A simple two-frame wobblegram could be made by just pasting two images together. Or you could add intermediate frames by fading between the images. But from a "3D photo" the differences in the images is very slight, and a fade will not produce a great transition.

Inspired by "Eulerian Video Magnification" (Wu, Rubinstein, Shih, Guttag, Durand, and Freeman 2012; http://people.csail.mit.edu/mrub/vidmag/), I thought to attept to *magnify* the difference between the two images to make for a more interesting wigglegram. In their work, the frequency domain of each pixel in a *video* is amplified. This has the surprising effect of amplifying motion. But with an MPO file we have just two frames, which means there isn't enough data to look at the frequency domain of each pixel.

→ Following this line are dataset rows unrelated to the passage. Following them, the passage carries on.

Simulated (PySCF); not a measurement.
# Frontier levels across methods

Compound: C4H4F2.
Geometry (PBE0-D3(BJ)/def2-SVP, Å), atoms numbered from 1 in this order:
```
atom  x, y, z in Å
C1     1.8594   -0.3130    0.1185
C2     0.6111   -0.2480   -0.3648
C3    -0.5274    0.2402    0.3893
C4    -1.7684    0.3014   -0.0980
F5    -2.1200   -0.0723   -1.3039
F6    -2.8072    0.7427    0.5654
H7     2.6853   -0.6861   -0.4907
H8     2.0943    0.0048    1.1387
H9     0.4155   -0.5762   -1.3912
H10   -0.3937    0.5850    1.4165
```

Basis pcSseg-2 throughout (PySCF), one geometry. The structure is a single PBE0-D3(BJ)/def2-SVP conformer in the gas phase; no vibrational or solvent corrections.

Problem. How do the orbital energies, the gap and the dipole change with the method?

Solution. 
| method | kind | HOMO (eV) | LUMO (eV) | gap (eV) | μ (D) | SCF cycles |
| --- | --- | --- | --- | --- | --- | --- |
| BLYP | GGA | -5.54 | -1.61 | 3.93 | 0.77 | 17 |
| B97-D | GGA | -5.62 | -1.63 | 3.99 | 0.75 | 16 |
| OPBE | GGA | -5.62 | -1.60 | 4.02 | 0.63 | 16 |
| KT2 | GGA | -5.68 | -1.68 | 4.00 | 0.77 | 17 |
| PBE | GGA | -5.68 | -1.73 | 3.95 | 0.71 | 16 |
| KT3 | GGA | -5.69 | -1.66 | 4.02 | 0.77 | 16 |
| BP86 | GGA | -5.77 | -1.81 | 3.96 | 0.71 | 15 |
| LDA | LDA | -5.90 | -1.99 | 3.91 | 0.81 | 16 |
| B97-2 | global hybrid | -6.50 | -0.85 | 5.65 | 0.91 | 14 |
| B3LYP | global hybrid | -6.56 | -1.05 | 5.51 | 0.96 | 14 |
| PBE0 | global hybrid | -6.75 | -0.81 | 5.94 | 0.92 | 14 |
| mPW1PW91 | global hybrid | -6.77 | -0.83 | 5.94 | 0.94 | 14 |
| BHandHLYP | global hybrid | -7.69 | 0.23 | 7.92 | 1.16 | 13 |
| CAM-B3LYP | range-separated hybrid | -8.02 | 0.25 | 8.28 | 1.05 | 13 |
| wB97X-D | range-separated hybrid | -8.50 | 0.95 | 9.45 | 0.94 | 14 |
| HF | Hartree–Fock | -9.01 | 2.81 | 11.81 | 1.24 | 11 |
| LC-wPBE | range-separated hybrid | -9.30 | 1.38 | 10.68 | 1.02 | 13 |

Instead, `wobblegram` computes the 2D fourier transform over each of the two images (actually over each of the red, green, blue components of each image). Then it does linear interpolation in the frequency domain (on the complex FFT values themselves, though interpolating power and phase separately is similar), inverts the interpolated FFT to get back a new image, and then saves a sequence of images at different interpolation values to an animated GIF.

To create the amplication, the linear interpolation is computed outside of the range of the two frames. Say frame 1 is time 0 and frame 2 is time 1, the animation ranges from time -alpha to +alpha, where alpha is a magnification factor. With alpha > 4, the image starts to have problems. In my test, it loses a lot of contrast.